2024 Dec 15 SUN: THIRD SUNDAY OF ADVENT Zep 3: 14-18a/ Is 12: 2-3. 4. 5-6 (6)/ Phil 4: 4-7/ Lk 3: 10-18
Very quickly, I want to let you know that we have a number of people who are coming forward and seeking to enter the Catholic Christian way of life, and therefore we are planning to reform our team for what we properly call the Order of Christian initiation of adults, the OCIA.
You'll remember it used to be called the RCIA for the Rite of Christian Initiation of Adults, but now we're told that Order is the proper word rather than Rite.
So we'll be making plans to come together after the first of the year, so you have time to consider whether you might want to participate in the process of bringing people into the Catholic Christian faith.
Obviously, today the theme is joy, and we hear this very clearly from St. Paul. We also hear it from the prophet Zephaniah.
He wrote a very brief book of about three chapters. It is surprising that he ends up talking about joy, because Zephaniah is also the source of a hymn which we don't sing very much anymore.
In Latin it's called the Dies Irae, English is Day of Wrath, and it emphasizes God's anger. So it's surprising that this same prophet should talk to us about our cause for joy for the coming of a Savior.
And in the Gospel we find cause for joy as well. We may think of John the Baptist as a severe sort of person, but it says at the end of today's Gospel passage that he preached good news to the people.
Well obviously we need to consider joy. Some of you may know that I have made a study on my own of what has been called emotional intelligence.
The idea behind that is that we seek to understand our own feeling states. To recognize that, for instance, anger can be channeled into steady work to undo injustice, for instance.
When we understand and are at peace with our own feelings, we can look at other people and develop what we might call fellow feeling or empathy with the people in our life, understanding ourselves as feeling people who are necessarily pushed around by the circumstances of life.
And we remember at all times if we can be pushed around we are limited creatures of God and we always remember our relationship with God, our Creator. In recent times we've been given a sort of vocabulary for understanding feelings.
There have been a couple of animated films that have come out in recent years. The first one, Inside Out, came out in 2015.
And then there was a sequel just this last summer: Inside Out 2. And the feelings in one person are characters in the film.
And in both, there is the character called Joy, and Joy is understood to be kind of a coordinator among all the feelings. We can think about this and realize that, for any one of us, to have joy is to have a sense of the whole of life, the entirety of life.
And we might ask ourselves where is joy when we are feeling sad? -- For instance, when we lose someone close to us.
One thing that sadness can do for us is demonstrate to us how important that person was, what a gift he or she was to us. And ultimately it informs a sense of joy, which joy is about the whole picture of life, the whole variety of life.

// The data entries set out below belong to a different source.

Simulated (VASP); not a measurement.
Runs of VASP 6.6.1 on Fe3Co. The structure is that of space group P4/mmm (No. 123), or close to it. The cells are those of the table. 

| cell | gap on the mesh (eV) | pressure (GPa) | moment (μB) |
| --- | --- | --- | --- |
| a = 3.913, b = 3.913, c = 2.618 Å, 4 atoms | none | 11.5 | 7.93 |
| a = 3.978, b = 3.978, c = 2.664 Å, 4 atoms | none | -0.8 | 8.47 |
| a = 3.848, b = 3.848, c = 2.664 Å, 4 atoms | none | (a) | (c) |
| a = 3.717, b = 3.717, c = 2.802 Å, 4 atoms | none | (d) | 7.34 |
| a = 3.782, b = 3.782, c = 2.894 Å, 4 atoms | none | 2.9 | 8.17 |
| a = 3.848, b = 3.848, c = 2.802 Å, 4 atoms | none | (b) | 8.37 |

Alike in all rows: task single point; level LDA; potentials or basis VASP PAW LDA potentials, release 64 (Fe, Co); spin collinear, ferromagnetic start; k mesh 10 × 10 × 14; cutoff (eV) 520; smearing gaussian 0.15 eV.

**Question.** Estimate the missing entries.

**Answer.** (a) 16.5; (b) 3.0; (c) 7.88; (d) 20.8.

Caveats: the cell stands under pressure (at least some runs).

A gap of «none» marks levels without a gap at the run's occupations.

So as we come together on this day of Advent called Rejoice Sunday, Gaudete Sunday, we seek to understand that we can be joyful as we look ahead to our God, specifically Jesus, the Son of God, bringing all things to completion and perfection. We've said in recent weeks that we know of people who just think of that occurrence as "the end of the world."
We all have limited imaginations and the notion of the end of the world particularly limits our imaginations because, when all is brought to perfection, that is really the beginning. We step onto the threshold of eternal life itself and an unending joy.
So we give thanks that this season of Advent is preparing us to step onto the threshold of eternity, to find our complete vocation in praise of God who created us to praise him without end.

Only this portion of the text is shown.